US Investors Say Presidential Election Unlikely To Alter Plans To Work In Chinese Market

WASHINGTON (Pakistan Point News / Sputnik - 03rd November, 2020) The US investors will keep working closely with China as its short-to-medium-term prospects look very encouraging, and the presidential election in the United States will unlikely have an effect on these plans, Kyle Shostak, director of Navigator Principal Investors, told Sputnik.

"While investors may get scared away by the military-like rhetoric, the actual rewards of holding Chinese stocks in the last six months have been remarkably generous," Shostak said. "We intend to continue working closely with our Chinese investments and believe that their short-to-medium-term prospects are very promising relative to what can be expected elsewhere. We don't expect the US election to have any significant impact on our plans."

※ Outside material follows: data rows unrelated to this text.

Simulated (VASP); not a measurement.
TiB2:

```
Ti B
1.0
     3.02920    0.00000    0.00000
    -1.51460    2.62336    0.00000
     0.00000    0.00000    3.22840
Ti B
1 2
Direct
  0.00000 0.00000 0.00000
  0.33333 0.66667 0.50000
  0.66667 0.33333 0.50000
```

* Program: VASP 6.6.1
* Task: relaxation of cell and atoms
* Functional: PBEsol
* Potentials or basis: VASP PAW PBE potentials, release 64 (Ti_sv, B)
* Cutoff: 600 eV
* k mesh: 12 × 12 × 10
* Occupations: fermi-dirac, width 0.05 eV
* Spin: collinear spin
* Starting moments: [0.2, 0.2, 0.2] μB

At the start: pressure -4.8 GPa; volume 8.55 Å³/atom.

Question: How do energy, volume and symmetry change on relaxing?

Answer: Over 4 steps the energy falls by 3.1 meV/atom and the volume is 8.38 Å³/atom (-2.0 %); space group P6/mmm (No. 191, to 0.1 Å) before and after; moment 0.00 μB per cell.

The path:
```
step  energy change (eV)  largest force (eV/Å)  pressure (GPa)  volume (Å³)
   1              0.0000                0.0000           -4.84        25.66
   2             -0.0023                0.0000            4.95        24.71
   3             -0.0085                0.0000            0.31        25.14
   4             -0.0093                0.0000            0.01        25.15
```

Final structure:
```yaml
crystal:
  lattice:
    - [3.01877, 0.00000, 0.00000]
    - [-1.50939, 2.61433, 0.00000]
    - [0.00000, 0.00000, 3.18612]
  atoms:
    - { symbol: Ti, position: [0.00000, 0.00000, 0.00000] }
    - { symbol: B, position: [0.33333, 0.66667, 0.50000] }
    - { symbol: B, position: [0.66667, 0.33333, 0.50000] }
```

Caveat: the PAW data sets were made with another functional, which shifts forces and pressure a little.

The investor noted that Beijing expects GDP to top 100 trillion Yuan (about $14.9 trillion) this year, which would imply an increase of at least 0.9 percent from 2019's level.

"This is by far the world's most impressive economic growth which the investors must take advantage of," he said. "More and more Chinese stocks are available for purchase via traded indexes as well as through some bulge bracket US brokerages who recently opened up their offices in China to trade domestically."

Shostak believes that the framework of the US-China trade agreement, reached in January, will remain in place as both parties rely heavily on mutual trade and "the economic decoupling voices on both sides of the Pacific are still a minority."

"I expect the two sides to recalibrate the agreement, a process that seems to be underway as a high-level US trade delegation is visiting China these days," Shostak stated. "We recommend increasing China's allocation, which should include not only Chinese equity but also the US companies continuing to do business in China and benefiting from improving supply chain."

The tariff war between the United States and China started after US President Donald Trump decided in June 2018 to impose 25-percent tariffs on $50 billion worth of Chinese goods in a bid to fix the US-Chinese trade deficit. Last May, the United States more than doubled import duties on $200 billion of Chinese goods. Beijing retaliated by increasing tariffs on US imports later that year.

At the beginning of 2020, the United States and China struck the Phase 1 trade agreement in which Beijing agreed to increase purchases of US goods and services by $200 billion over the next two years. In February, China reduced by 50 percent tariffs it had imposed on a number of US goods.